DUBAI (Reuters) -Protests continued in several cities across Iran on Thursday against the death of young woman in police custody, state and social media reported, as a human rights group said at least 83 people had been killed in nearly two weeks of demonstrations.
Mahsa Amini, 22, from the Iranian Kurdish town of Saqez, was arrested this month in Tehran for "unsuitable attire" by the morality police that enforces the Islamic Republic's strict dress code for women.
Her death has sparked the first big show of opposition on Iran's streets since authorities crushed protests against a rise in gasoline prices in 2019.
"At least 83 people including children, are confirmed to have been killed in (the) #IranProtests," Iran Human Rights, a Norway-based group, said on Twitter.
Despite the growing death toll and a fierce crackdown by authorities, videos posted on Twitter showed demonstrators calling for the fall of the clerical establishment in Tehran, Qom, Rasht, Sanandaj, Masjed-i-Suleiman and other cities.
State television said police had arrested a large number of "rioters", without giving figures.
Rights groups said dozens of activists, students and artists have been detained and the Committee to Protect Journalists said on Twitter that it had learned that security forces had arrested at least 28 journalists as of Sept. 29.
Meanwhile, Germany's foreign minister said on Thursday she wanted the European Union to impose sanctions on Iran following Amini's death.

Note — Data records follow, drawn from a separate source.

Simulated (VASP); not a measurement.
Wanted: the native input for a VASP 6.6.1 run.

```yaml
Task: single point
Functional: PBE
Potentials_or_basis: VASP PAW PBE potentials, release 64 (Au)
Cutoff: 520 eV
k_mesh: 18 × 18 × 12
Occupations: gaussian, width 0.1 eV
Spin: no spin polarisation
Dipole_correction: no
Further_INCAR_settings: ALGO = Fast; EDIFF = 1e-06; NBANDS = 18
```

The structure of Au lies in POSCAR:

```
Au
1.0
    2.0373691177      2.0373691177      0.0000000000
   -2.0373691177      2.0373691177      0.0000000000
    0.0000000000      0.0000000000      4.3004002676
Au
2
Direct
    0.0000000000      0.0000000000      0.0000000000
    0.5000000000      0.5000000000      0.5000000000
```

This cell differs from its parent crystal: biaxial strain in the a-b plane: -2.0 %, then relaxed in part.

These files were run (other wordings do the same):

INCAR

In Norway, several people attempted to enter the Iranian embassy in Oslo during an angry demonstration in which two people sustained light injuries, Norwegian police said. Police detained 95 people, public broadcaster NRK reported.
President Ebrahim Raisi said the unrest was the latest move by hostile Western powers against Iran since its Islamic revolution in 1979.
"The enemies have committed computational errors in the face of Islamic Iran for 43 years, imagining that Iran is a weak country that can be dominated," Raisi said on state television.